In the proposed regulation, the FAR Council has chosen to require government contractors to identify and report the three broad categories—or “scopes”—of GHGs recognized by the Greenhouse Gas Protocol, which is currently the most widely-accepted GHG accounting standard in the world. These scopes are:
- Scope 1 Emissions—Direct GHG emissions from sources that the reporting organization directly owns or controls, such as manufacturing process emissions, and fuel combustion from furnaces, boilers, and organization-owned or controlled vehicles.
- Scope 2 Emissions—Indirect GHG emissions from the facilities and sources generating the electricity, heat, steam, and cooling used by the reporting organization.
- Scope 3 Emissions—Other indirect emissions not covered in Scope 1 or 2 and not resulting from assets owned or controlled by the reporting organization, but that result at any point in the organization’s upstream or downstream “value chain.” This includes 15 categories of such wide-ranging activities as the organization’s purchase of goods and services (and the emissions generated by those upstream suppliers), purchase and deployment of capital goods, employee commuting and business travel, the actual use of the organization’s goods and services by downstream users, end-of-life disposal or recycling of any used products, and all fuel and energy activities related to the generation, development, transportation, and distribution of the organization’s products and services.

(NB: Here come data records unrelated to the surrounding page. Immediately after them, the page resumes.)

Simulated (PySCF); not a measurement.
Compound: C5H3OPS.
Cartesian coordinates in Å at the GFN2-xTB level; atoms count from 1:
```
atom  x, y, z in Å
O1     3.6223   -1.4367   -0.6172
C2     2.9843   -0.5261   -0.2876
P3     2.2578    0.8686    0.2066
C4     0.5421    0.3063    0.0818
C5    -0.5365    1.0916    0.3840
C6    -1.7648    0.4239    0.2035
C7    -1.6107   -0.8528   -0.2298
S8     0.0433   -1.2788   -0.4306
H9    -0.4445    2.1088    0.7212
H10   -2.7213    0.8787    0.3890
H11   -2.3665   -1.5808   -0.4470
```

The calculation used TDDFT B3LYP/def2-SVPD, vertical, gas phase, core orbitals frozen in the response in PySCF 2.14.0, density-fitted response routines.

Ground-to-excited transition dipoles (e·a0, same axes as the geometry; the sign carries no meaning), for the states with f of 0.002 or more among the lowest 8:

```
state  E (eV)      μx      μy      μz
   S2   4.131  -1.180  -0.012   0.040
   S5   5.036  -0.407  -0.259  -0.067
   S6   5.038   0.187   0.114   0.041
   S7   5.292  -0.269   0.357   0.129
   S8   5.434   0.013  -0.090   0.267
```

As noted in the prior alert, virtually all federal contractors will be required to identify and report an inventory of its Scope 1 and Scope 2 GHG emissions, starting one year after a final FAR rule is issued. With limited exceptions, this requirement will apply to all government contractors who received $7.5 million or more in federal contract obligations in the prior fiscal year, regardless of whether the contractor is performing manufacturing, construction, or service contracts.
Government contractors who do not qualify as small business concerns and who received more than $50 million in federal contract obligations in the prior fiscal year are deemed to be “major contractors.” A major contractor will be required to report an annual inventory of its Scope 1, Scope 2, and Scope 3 GHG emissions.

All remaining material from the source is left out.